The MK20 chip that teensy use has 8 word fifo buffer right?
is there any particular reason RWFIFO is set to 4 and not 7? I suppose with hardware handshake enabled, it can be set to 7.
 
I have my DUAL serial sketch on a pair of T_3.1's and also a pair of T_3.2's and started with my latest qBlink base example. At 6MBps was very stable at 4,800 messages per second of 26 characters on both Serial #1 & #2. Bumped up the output message size to exceed the default buffers. Much more and it fails so I backed off to Serial1 86 chars and Serial2 60 chars [I assume the block for transmit causes the other untended port receive to overflow]. Running at Serial1.begin(6000000) - still seeing 1,100+ messages per second each port, which makes sense as the wait to transfer to the transmit buffer is blocking - in addition to larger data stream of 52B .v.s 146B.

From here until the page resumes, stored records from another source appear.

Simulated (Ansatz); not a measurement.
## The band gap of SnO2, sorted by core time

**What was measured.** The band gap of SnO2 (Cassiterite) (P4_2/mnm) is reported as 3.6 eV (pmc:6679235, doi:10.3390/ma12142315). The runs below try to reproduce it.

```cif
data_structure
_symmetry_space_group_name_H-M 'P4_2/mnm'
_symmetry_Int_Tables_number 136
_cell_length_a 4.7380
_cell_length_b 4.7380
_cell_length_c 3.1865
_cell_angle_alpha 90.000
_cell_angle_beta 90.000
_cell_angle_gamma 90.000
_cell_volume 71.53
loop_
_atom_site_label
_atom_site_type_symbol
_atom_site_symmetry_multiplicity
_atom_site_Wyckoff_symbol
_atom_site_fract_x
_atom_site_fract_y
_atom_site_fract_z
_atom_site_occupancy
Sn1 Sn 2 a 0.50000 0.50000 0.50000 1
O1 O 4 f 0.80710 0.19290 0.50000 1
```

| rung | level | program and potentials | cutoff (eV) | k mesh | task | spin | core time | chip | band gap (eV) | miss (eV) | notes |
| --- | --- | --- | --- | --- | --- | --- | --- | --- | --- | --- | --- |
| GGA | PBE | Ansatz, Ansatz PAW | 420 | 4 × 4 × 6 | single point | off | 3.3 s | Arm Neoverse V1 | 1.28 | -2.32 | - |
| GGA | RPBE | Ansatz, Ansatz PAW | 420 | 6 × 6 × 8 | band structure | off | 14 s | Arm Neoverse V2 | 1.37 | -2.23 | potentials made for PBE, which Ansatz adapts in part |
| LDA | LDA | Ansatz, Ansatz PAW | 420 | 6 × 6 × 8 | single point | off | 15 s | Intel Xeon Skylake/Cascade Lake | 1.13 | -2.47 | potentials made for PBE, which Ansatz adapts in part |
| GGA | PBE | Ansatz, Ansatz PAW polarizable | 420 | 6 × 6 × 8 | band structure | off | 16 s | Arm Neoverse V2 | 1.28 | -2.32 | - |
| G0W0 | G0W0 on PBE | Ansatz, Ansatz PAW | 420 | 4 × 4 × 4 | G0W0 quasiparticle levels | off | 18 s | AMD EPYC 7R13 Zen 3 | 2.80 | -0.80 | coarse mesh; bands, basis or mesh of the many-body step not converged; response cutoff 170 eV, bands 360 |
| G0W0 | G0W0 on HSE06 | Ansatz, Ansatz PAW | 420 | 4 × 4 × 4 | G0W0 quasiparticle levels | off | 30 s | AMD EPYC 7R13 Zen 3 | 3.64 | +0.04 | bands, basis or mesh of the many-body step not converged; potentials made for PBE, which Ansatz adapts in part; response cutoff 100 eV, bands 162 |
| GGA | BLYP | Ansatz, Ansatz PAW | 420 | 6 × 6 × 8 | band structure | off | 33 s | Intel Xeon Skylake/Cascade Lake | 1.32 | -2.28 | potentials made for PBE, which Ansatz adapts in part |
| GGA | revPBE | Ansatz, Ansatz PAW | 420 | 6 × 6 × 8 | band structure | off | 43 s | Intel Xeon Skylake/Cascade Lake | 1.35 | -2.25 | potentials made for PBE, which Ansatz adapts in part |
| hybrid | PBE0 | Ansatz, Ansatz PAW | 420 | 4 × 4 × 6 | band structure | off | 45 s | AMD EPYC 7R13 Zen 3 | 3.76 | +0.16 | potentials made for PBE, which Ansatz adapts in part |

This seems stabilized and will wire in the RTS/CTS to see if I get an example with data loss.

RE: I'll wire up CTS and RTS

Q?: I enabled the CTS/RTS with no added wires it is running the same as without them enabled, is this right?

Q?: To confirm when I wire the CTS on one port is crossed to the RTS on the other, and visa-versa?

Testing RTS/CTS to prevent and not cause data loss::
Once this is working to test the RTS/CTS integrity I can delay() the incoming byte read, causing the receive buffer to fill and stall the transmit?
Also I expect I can increase the data transmit size and when it blocks to empty on one Serial port, I should not see the problem I did with "Much more and it fails" because I wasn't pulling receive bytes from the second serial port?
 
yes, rts and cts are crossed, just like rx and tx. if you look at duff's test program, the second teensy does not use hardware rts, but the program sets the rts pin high when it does a serial.println, then sets rts low after the print.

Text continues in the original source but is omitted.